The proposed Employment Equity Amendment Bill has proved to be highly divisive with unions and business groups indicating that the proposed changes it will introduce will fundamentally shake-up business in the country.
Presenting to parliament this week, civil rights group the Institute of Race Relations (IRR) said that South Africa risks triggering a flight of scarce skills and capital if it presses ahead with the changes.
The proposed changes will enable the labour minister, in consultation with the stakeholders of a particular sector, to set numerical sector-specific employment equity targets, said the IRR’s head of policy research, Dr Anthea Jeffery,
Companies that fail to comply with the targets can be fined between 1% and 10% of turnover and will be disqualified from doing business with the government.

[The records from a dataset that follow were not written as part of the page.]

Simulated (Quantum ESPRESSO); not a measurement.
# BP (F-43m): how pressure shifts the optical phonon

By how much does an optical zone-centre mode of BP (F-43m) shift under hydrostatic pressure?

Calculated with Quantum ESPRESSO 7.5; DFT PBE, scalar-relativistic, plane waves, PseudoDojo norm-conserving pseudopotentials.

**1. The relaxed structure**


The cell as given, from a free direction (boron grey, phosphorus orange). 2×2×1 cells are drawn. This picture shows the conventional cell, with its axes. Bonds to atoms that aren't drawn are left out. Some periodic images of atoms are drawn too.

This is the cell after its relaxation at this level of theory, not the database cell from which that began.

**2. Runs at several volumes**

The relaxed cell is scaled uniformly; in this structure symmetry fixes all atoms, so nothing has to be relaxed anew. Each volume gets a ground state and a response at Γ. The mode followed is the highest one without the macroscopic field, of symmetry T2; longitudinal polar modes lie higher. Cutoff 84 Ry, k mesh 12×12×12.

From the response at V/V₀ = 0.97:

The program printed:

“The bill will stall economic recovery; prompt a further flight of scarce skills and capital; leave more people unemployed; add to poverty; and increase inequality between the small black elite – that may benefit – and the great majority of black people, who will be further harmed,” she said.
Jeffery warned that businesses would be reluctant to expand at all if they were forced to hire staff on a basis that did not take into account skills and experience. “We risk businesses closing doors, jobs being lost,” she said.
These concerns were largely echoed by business group Sakeliga, which said that the bill risks upending companies and hurting workers, as it would introduce onerous new requirements.
“The bill envisions a future where every organisation, at each of its workplaces, at every occupation level, and in all its teams, reflect the racial demographics of the country, the province or the sector – whichever the minister picks.
“Any deviation from this standard is considered by the bill to be an affront and subject to remedy by the state, under penalty of fines or worse,” said Sakeliga chief executive Piet le Roux.
The Congress of South African Trade Unions (Cosatu) said that the proposed Employment Equity Amendment Bill will provide badly needed interventions to strengthen the government’s ability to hold employers accountable for their role and failures to adhere to the Employment Equity Act.
Cosatu is the largest trade federation in the country with an estimated membership of 1.8 million workers.
Presenting to parliament this week, the trade federation said some of the key progressive provisions in the bill include:
- Requiring employers in their EE annual reports to provide confirmation that they have paid all their workers at or above the national minimum wage.
- Expanding the definition of disability to include intellectual and sensory.
- Empowering the minister to set economic sectoral, sub-sectoral, regional, sub-regional and occupation-specific targets – enabling more precise targets for sectors, occupations and regions that are notorious for their failures to reflect South Africa’s demographics.
- Allowing for regional and sub-regional variations.
- Requiring employers to consult trade unions on employment equity targets, helping to foster a more inclusive approach to meeting targets and supporting collective bargaining.
- Empowering labour inspectors to inspect and ensure compliance with the EE Act.
- Empowering the minister to issue compliance certificates to employers in good standing with the EE Act and to require such certificates for companies applying for government contracts. This provision in particular is a welcome step forward requiring employers doing business with the state to be in compliance with labour laws and act in a way that supports good labour practices. Workers’ hard-earned taxes should not be used to reward abusive employers, said Cosatu.
“Cosatu urges parliament to retain these long-overdue provisions and ensure the speedy passage of this progressive Bill.
“It should not listen to the usual prophets of doom and snake oil salesman who believe that treating workers like glorified slaves is the way to growing the economy.
“It has been shown by countless research that workers who are treated with respect, paid a living wage and who’s rights are respected are the most motivated thus contributing to a more productive workplace and economy.”